An urban explorer who found himself stuck in a drainage tunnel on the edge of downtown Minneapolis was safely rescued early Tuesday morning.
Police and firefighters were called to the St. Anthony Main area around 3 a.m. on a report of a man stuck in a tunnel underneath the Pillsbury A building.
Police said two urban explorers used sophisticated climbing gear to get into the tunnels through an old overflow drain pipe. They went through some cold water in the tunnels and one of the men didn't have the strength to get back out afterward.
Rescuers say the man was wearing a life vest, but his muscles cramped up. His friend eventually got out and was able to call 911. They added that he was lucky because sometimes, there's just not enough oxygen down there and a number of people have died during this type of risky exploring.
Using a retrieval system of ropes, harnesses and ladders, Minneapolis firefighters traveled nearly 200 feet to reach the trapped man. The rescued explorer was loaded into an ambulance and the scene was cleared by 6:30 a.m.
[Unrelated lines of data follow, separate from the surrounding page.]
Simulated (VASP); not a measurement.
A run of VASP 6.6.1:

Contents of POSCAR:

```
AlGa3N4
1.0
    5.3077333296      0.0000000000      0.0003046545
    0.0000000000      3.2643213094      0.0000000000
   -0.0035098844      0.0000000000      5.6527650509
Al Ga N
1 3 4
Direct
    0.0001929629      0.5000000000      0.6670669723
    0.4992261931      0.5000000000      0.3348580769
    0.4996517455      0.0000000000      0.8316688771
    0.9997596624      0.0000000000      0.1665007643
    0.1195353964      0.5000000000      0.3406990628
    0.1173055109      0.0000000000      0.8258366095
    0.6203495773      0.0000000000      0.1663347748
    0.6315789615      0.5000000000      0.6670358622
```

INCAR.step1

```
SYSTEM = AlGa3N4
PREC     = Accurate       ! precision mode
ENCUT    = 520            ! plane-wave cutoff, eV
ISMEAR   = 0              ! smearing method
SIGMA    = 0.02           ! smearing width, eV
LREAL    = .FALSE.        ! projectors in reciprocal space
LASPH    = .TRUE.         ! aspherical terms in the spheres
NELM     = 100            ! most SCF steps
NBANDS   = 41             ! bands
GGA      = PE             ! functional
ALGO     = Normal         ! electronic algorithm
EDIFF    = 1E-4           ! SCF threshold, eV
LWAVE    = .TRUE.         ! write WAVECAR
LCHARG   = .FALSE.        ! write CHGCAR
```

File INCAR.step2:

Though it's dark, dirty and dangerous, that doesn't stop urban explorers from sneaking into some of the historic mills and tunnels around the Twin Cities -- but since the climbers are also breaking the law by trespassing on private property, the idea of calling for help is much more difficult.
"The dangerous part is: It's dark, no one knows you're here, you're in an old structure, a river runs through it, the building is shut down, they're doing some renovations," explained Minneapolis Fire Chief John Fruetel told FOX 9 News. "You just don't know what you're getting into when you go in these old structures."
When it comes to crawling around under Minneapolis, Greg Brick literally wrote the book. He explored miles of tunnels, many made before the civil war, and authored "Subterranean Twin Cities."
"I think a lot of people are just out there for the adventure and the curiosity," he said.
What's known as urban exploration is a popular underground activity that is often done at night since much of it is illegal, but there are still websites dedicated to sharing pictures and tricks of the trade to help others explore old buildings like the Pillsbury Flour Mill.
"People definitely have to know what the dangers of the place they're going in are," Brick said.